My judgement day was the day Christ died on the cross.
That was my judgement day, that was the day my sin was judged and punished!
When I preached on this text in the Warrick County Jail recently, I realized this is like what often happens to inmates at the county jail. In our Justice system when someone is found guilty, they then await sentencing.
Occasionally, the person found guilty will be free to go at sentencing because their punishment is less than the time already served. The punishment has already been doled out. For others, who have remained free on bond, their time hasn’t started yet. They’ve tried to avoid it, tried to beat it in court, and when they are unsuccessful the punishment begins.
When we choose Jesus Christ, Christ takes the punishment for us in spite of our guilt. The judgement has already come. We are free! For those who run from Jesus, who face God the judge with none of their sentence being served, the punishment will then begin.
V31 Now is the judgement. Now is the prince of this world cast out.
Jesus did not want to overcome a local temporary enemy, He came to conquer Satan.
The Jews were hoping that Jesus was there to overthrow the Romans. Instead, Jesus was there to take out a much greater foe. Jesus looked past the current leaders, rather He focused on the Prince of this World, the Prince of Darkness. Jesus came to conquer satan. He came to destroy the works of the devil.

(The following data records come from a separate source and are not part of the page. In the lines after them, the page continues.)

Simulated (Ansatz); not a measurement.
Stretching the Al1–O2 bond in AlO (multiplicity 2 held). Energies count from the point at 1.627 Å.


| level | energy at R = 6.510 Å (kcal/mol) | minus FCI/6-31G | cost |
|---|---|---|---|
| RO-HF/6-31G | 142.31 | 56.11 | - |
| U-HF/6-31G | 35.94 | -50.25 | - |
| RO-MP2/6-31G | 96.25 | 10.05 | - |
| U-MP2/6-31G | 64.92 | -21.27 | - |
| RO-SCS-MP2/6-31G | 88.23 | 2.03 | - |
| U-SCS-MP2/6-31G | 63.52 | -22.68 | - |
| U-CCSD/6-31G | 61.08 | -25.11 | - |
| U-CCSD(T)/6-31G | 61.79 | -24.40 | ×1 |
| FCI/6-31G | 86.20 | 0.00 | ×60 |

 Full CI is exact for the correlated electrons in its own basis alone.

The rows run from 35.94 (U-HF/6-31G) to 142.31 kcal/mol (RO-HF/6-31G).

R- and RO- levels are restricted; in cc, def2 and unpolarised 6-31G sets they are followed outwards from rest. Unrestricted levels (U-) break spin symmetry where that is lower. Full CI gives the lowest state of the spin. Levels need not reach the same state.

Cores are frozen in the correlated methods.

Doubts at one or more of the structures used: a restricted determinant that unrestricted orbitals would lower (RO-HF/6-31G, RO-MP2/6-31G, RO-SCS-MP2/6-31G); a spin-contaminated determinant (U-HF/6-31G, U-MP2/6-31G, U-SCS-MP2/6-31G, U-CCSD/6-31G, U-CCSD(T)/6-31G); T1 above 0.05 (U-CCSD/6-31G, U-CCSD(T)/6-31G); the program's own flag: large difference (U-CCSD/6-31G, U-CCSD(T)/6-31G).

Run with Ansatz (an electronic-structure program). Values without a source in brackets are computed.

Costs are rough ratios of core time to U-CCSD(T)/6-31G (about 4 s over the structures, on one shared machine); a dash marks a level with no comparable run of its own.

If you’ve ever wondered why Jesus hasn’t taken care of your enemies, know that He took out the greatest enemy to mankind’s soul. He destroyed the works of the devil. Satan still roams the earth, still seeks to do damage, but God has robbed him of his main weapon, his accusation against us.
The lifting up on the cross clarifies the hour and calls us to follow.
In the middle of this passage, Jesus compares himself to a grain of wheat that dies to become a plant and multiply and gives a paradoxical and powerful call to all His disciples.
He says in verse 25-26
25He that loveth his life shall lose it; and he that hateth his life in this world shall keep it unto life eternal.
26 If any man serve me, let him follow me; and where I am, there shall also my servant be: if any man serve me, him will my Father honour.
Jesus regularly called the disciples to follow Him by dying to self.
This echoes similar calls he makes throughout the gospels.
24Then said Jesus unto his disciples, If any man will come after me, let him deny himself, and take up his cross, and follow me.
25 For whosoever will save his life shall lose it: and whosoever will lose his life for my sake shall find it.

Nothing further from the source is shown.